⁴ If a point \widehat x is a local minimum of a (differentiable) real-valued function f:\mathbb R\to\mathbb R, then f'(\widehat{x})=0.

⁵ If a point \widehat x satisfies f'(\widehat x)=0 and f''(\widehat x)>0, then it is a local minimum of a (differentiable) real-valued function f:\mathbb R\to\mathbb R.

The Normal Equations

The solution hyperplane is obtained by solving normal equations for the unknowns \boldsymbol{\beta}: \mathbf{X}^T\mathbf{X}\widehat{\boldsymbol{\beta}}=\mathbf{X}^T\mathbf{y}. \tag{10.4} This is a square system in n+1 unknowns.

Exercise 10.2 Show that the coefficient matrix of Equation 10.4 is square, symmetric.

10.2.3 Solvability

In order to have a unique solution to OLS, the normal equations (Equation 10.4) must be solvable uniquely. In other words, the coefficient matrix \mathbf{X}^T\mathbf{X} of the system must have linearly independent column.

We note the following guarantee of solution for the normal equations.

Non-Singularity of \mathbf{X}^T\mathbf{X}

The matrix \mathbf{X}^T\mathbf{X} has the same nullspace as \mathbf{X}.
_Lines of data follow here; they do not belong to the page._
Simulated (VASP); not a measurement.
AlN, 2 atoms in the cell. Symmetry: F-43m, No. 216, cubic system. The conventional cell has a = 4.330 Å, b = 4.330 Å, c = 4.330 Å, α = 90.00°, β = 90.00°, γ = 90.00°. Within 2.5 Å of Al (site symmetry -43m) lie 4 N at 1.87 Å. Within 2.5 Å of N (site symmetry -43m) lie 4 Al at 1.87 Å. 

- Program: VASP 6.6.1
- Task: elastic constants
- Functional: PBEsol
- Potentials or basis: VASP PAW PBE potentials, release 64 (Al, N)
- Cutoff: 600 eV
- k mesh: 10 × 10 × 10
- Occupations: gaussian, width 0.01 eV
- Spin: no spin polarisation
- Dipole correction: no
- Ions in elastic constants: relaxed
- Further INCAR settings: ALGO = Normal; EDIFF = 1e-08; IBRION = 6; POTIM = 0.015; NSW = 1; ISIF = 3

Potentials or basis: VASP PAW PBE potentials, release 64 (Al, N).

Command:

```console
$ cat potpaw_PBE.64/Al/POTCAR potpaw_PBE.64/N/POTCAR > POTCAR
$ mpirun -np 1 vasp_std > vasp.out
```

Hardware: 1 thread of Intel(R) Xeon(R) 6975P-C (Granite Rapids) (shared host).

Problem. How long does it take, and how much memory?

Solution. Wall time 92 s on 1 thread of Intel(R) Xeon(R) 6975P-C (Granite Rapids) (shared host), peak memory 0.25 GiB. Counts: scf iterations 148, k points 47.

As a consequence, if \mathbf{X} has independent columns, then \mathbf{X}^T\mathbf{X} is square, symmetric, and invertible.

If the regressor matrix \mathbf{X} has dependent columns, then OLS does not exhibit a solution. The situation is known as multi-collinearity.

10.2.4 Implementation

The normal equations (Equation 10.4) can be solved using any of the solvers we have seen so far in the course. However, the \mathbf{QR} factorization facilitates an effective implementation.

If \mathbf{X}_{m\times(n+1)} has linearly independent column vectors, then recall from the previous chapter that \mathbf{X} can be factored as \mathbf{QR}, where \mathbf{Q} is an orthogonal matrix of size m\times(n+1) and \mathbf{R} an upper triangular, square, invertible matrix of size (n+1)\times(n+1).

Thus, from the factorization \mathbf{X}=\mathbf{QR}, Equation 10.4 becomes \begin{aligned} (\mathbf{QR})^T(\mathbf{QR})\widehat{\boldsymbol{\beta}}&=(\mathbf{QR})^T\mathbf{y}\\ \mathbf{R}^T(\mathbf{Q}^T\mathbf{Q})\mathbf{R}\widehat{\boldsymbol{\beta}}&=\mathbf{R}^T\mathbf{Q}^T\mathbf{y}. \end{aligned} Since \mathbf{Q} is orthogonal, we have \mathbf{Q}^T\mathbf{Q}=I. So, we can further simplify the normal equations: \begin{aligned} \mathbf{R}^T\mathbf{R}\widehat{\boldsymbol{\beta}}&=\mathbf{R}^T\mathbf{Q}^T\mathbf{y}\\ \mathbf{R}\widehat{\boldsymbol{\beta}}&=\mathbf{Q}^T\mathbf{y}. \end{aligned} The last equation is due to the fact that \mathbf{R} is non-singular.

Pseudocode

If \mathbf X has independent columns, the unique solution to OLS can be obtained using the following steps:

1. Factorize \mathbf{X} into \mathbf{X}=\mathbf{QR}.
   • Complexity: \mathcal{O}(mn^2)
2. Solve the triangular system \mathbf{R}\widehat{\boldsymbol{\beta}}=\mathbf{Q}^T\mathbf{y} for \widehat{\boldsymbol{\beta}} using back substitution.
   • Complexity: \mathcal{O}(mn)

The overall computational complexity is \mathcal{O}(mn^2).